Share this Article
Recently, we reported on a co-op board that voted to evict one of its shareholders, terminating the man’s proprietary lease for alleged objectionable conduct.
So, what behavior, exactly, will get you the boot?
“It’s never just one thing—it’s always several,” says Adam Leitman Bailey, a real estate lawyer whose firm is representing the abovementioned shareholder.
Drawing on the several dozen so-called “Pullman” cases his firm has handled over the years, Bailey ticked off some things to avoid if you’re attached to your co-op:
1. A letter writing campaign to the city alleging violations that wind up costing your building hundreds of thousands of dollars in fines, legal fees and repairs.
2. Fistfights, name calling and poison-pen campaigns against members of the board.
3. Urinating in the pool, breaking glass in the lobby, smelling bad, breaking house rules.
4. Suing the board unnecessarily.
5. Hoarding junk and critters.
Um, who would do all these things?
“A lot of them are activists, a lot have mental problems though they’re not crazy,” says Bailey. “The really rich ones are spoiled. They usually talk too much and they’re people who like fighting. They don’t really see reality like everyone else does.”
Bailey notes that most cases settle out of court.

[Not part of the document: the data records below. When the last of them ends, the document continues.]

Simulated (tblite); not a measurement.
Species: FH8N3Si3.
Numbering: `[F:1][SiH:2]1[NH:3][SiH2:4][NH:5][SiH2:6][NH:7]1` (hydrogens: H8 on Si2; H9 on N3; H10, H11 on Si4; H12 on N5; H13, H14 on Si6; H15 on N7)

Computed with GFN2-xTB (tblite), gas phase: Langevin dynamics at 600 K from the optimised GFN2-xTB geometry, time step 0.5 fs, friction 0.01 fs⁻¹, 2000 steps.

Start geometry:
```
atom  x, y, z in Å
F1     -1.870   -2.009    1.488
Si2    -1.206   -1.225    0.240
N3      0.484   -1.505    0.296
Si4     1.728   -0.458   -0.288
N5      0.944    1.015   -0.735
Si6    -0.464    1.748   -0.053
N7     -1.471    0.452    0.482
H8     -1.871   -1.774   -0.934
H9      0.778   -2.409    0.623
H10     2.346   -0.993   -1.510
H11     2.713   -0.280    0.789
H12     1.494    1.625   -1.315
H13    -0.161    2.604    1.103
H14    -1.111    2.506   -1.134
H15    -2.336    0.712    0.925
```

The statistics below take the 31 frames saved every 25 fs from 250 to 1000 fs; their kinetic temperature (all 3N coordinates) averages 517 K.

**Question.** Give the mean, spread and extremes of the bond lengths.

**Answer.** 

Typically, owners agree to sell within six months, and the board agrees to relax its approval process, rejecting a sale only if the financials aren’t strong enough. If the owner is unable to sell for a certain price, he or she might be allowed to rent the apartment to someone else for a period of time.
It usually costs around $5,000 to reach a mutually agreeable exit strategy, says Bailey. When cases go to court, legal fees can range from $20,000 to $150,000.
If the owner loses in court, he or she “always ends up paying my legal fees, which we collect at the closing,” says Bailey. That prospect alone can help persuade an owner to turn in the keys and move right along.